#include <stdlib.h>
#include <pthread.h>
#include <string>
using namespace std;
pthread_t threads[10];
pthread_attr_t thr_attr;
int thr_in[10] = { 0, 1, 2, 3, 4, 5, 6, 7, 8, 9 };
int totalIter = 0;
int thr_cnt = 0;
bool debug = false;
extern "C" void *do_something(void *tid);
int main( int argc, const char* argv[] )
{
int thr_var = 0;
//------------------
// how many threads?
//------------------
thr_cnt = atoi(argv[1]);
if (thr_cnt > 8)
{
cout << "WARNING: Limiting the thread count to 8" <<
endl;
thr_cnt = 8;
}
//--------------------------
// how much work to be done?
//--------------------------
totalIter = atoi(argv[2]);
if (totalIter > 5000000)
{
cout << "WARNING: Limiting the iteration count to
5000000" << endl;
totalIter = 5000000;
}
//-------------------------------
// do you want to check up on me?
//-------------------------------
if (argv[3] != NULL) debug = true;
//--------
// threads
//--------
pthread_attr_init(&thr_attr);
pthread_attr_setdetachstate(&thr_attr,
PTHREAD_CREATE_JOINABLE);
for (thr_var = 1; thr_var<=thr_cnt; thr_var++)
pthread_create(&threads[thr_var], &thr_attr,
do_something, (void *)
&(thr_in[thr_var]));
for (thr_var=0; thr_var<thr_cnt; thr_var++)
pthread_join(threads[thr_var], NULL);
pthread_attr_destroy(&thr_attr);
return 0;
}
void *do_something(void *tid)
{
int myThreadId = *((int *)tid);
FILE *fp = NULL;
if (debug)
{
char filename[50] = "";
sprintf(filename, "%d.out", myThreadId);
fp = fopen(filename, "w");
fprintf(fp, "thread #%d processing starts\n",
myThreadId);
}
for (int i=1; i<=totalIter; i++)
{
if (i%thr_cnt == myThreadId-1)
{
if (debug)
{
fprintf(fp, "thread #%d processing
index %d\n", myThreadId, i);
}
string a("abc"), b;
b = a;
}
}
if (debug)
{
fprintf(fp, "thread #%d processing finish\n",
myThreadId);
fflush(fp);
fclose(fp);
}
pthread_exit(NULL);
return NULL;
}
Now when I run this with 1 thread, here is the time taken.
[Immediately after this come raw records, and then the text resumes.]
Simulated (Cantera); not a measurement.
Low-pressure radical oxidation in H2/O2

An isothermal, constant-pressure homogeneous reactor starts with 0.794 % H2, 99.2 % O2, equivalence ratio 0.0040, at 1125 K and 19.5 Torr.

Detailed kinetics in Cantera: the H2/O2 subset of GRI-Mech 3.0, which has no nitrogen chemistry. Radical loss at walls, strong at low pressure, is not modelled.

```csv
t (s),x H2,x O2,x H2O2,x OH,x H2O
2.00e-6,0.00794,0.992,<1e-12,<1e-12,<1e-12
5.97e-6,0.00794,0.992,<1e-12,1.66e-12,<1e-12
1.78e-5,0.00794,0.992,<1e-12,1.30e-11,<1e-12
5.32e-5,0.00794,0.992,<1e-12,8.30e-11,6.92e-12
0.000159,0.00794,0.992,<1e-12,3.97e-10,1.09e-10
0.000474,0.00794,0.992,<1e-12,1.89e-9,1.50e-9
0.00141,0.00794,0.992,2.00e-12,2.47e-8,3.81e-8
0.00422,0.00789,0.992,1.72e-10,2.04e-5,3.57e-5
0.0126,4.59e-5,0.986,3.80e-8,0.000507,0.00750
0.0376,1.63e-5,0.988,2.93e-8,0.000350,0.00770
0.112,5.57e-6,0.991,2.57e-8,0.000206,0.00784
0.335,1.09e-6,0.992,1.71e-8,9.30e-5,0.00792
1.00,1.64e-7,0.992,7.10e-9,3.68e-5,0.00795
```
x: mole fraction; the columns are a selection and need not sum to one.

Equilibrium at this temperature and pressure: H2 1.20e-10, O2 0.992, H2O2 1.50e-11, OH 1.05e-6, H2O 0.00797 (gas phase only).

/home/skher/testIPC/testThr> time $BIN/testThr 1 5000000
real 0m0.65s
user 0m0.47s
sys 0m0.14s
/home/skher/testIPC/testThr>
impressive, considering I am doing 5 million iterations. So, I thought
when I run with 2 or more threads, I should be done even in less time.
But here is what I found.
/home/skher/testIPC/testThr> time $BIN/testThr 2 5000000
real 0m34.67s
user 0m58.48s
sys 0m5.20s
/home/skher/testIPC/testThr>
Why is this? I guess this is because whenever I allocate any STL
object, using the _node_alloc template defined in _alloc.c, it has a
lock and unlock mechanism using a static class _Node_Alloc_Lock which
has a static member variable.
Part of that class code is shown here.
template <bool __threads, int __inst>
class _Node_Alloc_Lock {
public:
_Node_Alloc_Lock() {
# ifdef _STLP_SGI_THREADS
if (__threads && __us_rsthread_malloc)
# else /* !_STLP_SGI_THREADS */
if (__threads)
# endif
_S_lock._M_acquire_lock();
}
~_Node_Alloc_Lock() {
# ifdef _STLP_SGI_THREADS
if (__threads && __us_rsthread_malloc)
# else /* !_STLP_SGI_THREADS */
if (__threads)
# endif
_S_lock._M_release_lock();
}
static _STLP_STATIC_MUTEX _S_lock;
};
OK. Now my (worth million dollar only to me) question.
How do I get around this? How do I make my program run faster with more
threads. If you see, the threads are really mutually exclusive since
they are working on different indexes (indices) but still compete with
each other for resources viz. lock while creating STL object. How do I
make this competition go away thus making my program run faster with
more threads.
Any help will be appreciated. Thanx, Sunil.
Unless you literally have more than one processor, I'd say forget
it. Unfortunately, the question is off-topic for this group. Try
comp.programming, or a group specific to your C++ implementation.
--
Neil Cerutti
> Here is a small sample program that I have.
>
[snip]
>
> Now when I run this with 1 thread, here is the time taken.
>
> /home/skher/testIPC/testThr> time $BIN/testThr 1 5000000
>
> real 0m0.65s
> user 0m0.47s
> sys 0m0.14s
> /home/skher/testIPC/testThr>
>
> impressive, considering I am doing 5 million iterations. So, I thought
> when I run with 2 or more threads, I should be done even in less time.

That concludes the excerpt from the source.